MARKET OUTLOOK AFTER THE ROUT

Sandip Sabharwal - Uncategorized - MARKET OUTLOOK AFTER THE ROUT

MARKET OUTLOOK POST CORRECTION

The markets have gone through a significant churn over the last few months driven by various factors which started from the general overvaluation in Mid and Small Caps to rising concerns on rising crude oil prices & inflation, Fed rate hike fears, Trade Wars, INR fall  and then the eventual crash in the US Markets which led to the final meltdown. However the future is brighter and panic is the best time for long term investing.

I have pointed out several times that the risk in the markets is not the same as perceived risk. When markets are falling, INR is under pressure and there is a possibility of interest rate hikes we  normally see panic being spread all around. These times are typically the best times to invest. The following data reflects this so well

Nifty performance in the years following major #INR declines

2008- INR fell 20%, 2009- Markets rose 75%

2011- INR fell 19%, 2012- Markets rose 28%

2013- INR fell 12%, 2014 Markets rose 31%

2018 INR is down 15%, 2019 Markets ?, Markets will do very well next year.

The other big fear that is playing out is related to the “Fear of Elections”. However in my view this should not be a fear as markets do not like uncertainty and once uncertainty goes away markets do well as is reflected in the following data.

YEAR RETURNS

JUNE TO DECEMBER

2004 40.1%
2009 16.0%
2014 14.6%
2019 ?

 

This data reflects that the markets will rally sharply after the next general elections. There are several fundamental factors for this.

  • Broader markets have become very cheap and stock specific opportunities will be huge
  • Building Material stocks have become cheap and provide good growth opportunities
  • Sugar is starting a new upcycle
  • Ethanol presents a strong opportunity
  • Capital expenditure cycle revival will present opportunities in capital good stocks especially mid cap
  • Infrastructure stocks are very cheap and will do well as inflation subsides
  • Cement sector could be starting a strong upcycle
  • Automobile stocks have become cheap relative to long term potential
  • Consumer Goods stocks will become interesting on some correction
  • Post May 2019 will be more of a Buy and Hold market as specific sectors and industries will have a secular run
  • Fears around INR depreciation are unfounded as for a CAD economy a strong currency makes no sense. Chinese currency has depreciated as much
  • Oil price rally was sharper in the last bull market, renewables were not a big factor then. This could be the last Oil bull cycle
  • There is broadbased economic recovery now so even if Fiscal Deficit goes up this year it will be in control over the long run and as such not a big factor
  • Twin deficit fears are largely unfounded
  • Market downside in corrective moves should largely be restricted to not more than 10-12% from the top.
  • Such corrections should be used to Buy the Markets
  • Current year NIFTY Earnings should be around Rs 575. Valuations are no where near bubble territory
  • Market tops are mostly made at market PE’s of around 30+, huge outperformance from Small Caps and Euphoria with no fear
  • None of these things exist as of now.

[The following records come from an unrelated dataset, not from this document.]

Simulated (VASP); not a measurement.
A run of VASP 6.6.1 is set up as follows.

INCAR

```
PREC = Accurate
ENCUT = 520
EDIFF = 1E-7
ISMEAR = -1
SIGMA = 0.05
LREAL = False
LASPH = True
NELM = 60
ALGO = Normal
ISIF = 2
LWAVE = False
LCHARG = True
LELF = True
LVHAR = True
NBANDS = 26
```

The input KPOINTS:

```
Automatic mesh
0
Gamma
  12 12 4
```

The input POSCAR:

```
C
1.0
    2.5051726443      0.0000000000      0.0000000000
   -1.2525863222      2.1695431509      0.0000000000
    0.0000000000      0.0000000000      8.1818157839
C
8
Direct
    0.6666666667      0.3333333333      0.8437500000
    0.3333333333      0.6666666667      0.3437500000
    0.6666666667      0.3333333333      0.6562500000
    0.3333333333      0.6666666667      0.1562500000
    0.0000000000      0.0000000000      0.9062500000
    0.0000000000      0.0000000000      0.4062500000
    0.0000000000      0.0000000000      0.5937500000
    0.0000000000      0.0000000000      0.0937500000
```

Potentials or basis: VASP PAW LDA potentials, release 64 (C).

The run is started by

So what do I say in conclusion

Without making it very long in terms of a view I believe that the markets are in a mid cycle correction and this is not the end of the bull markets. As such we will see much higher levels going forward. The key is to buy the right kind of stocks and hold on to them to ride out the cycle. The interest rate cycle will not be very steep the way things are placed and big fears on very high rates due to an inflationary spiral are unlikely to play out.

It is believed that trading does well in high volatility. It is actually not true. Excessive volatility creates wild swings on both sides which is not good for trading as most traders get stopped out, except for those who have very large capital and are able to take the volatility in the stride.

The significant improvement in the Ease of Doing Business ranking of India, the digital economy and GST are improving efficiencies and creating possibilities of a higher growth with lower inflation. Lot of good work has been done by the Government on the bank clean up, transparency in bidding for projects, reducing the cost of doing business etc. This will hold stead irrespective of who wins in the next elections. Any improvement in the trade tensions between the US and China will be an added positive.

Overall India is well placed in the global context and the next 2-3 years will show that. Markets will be higher, much higher the same time next year.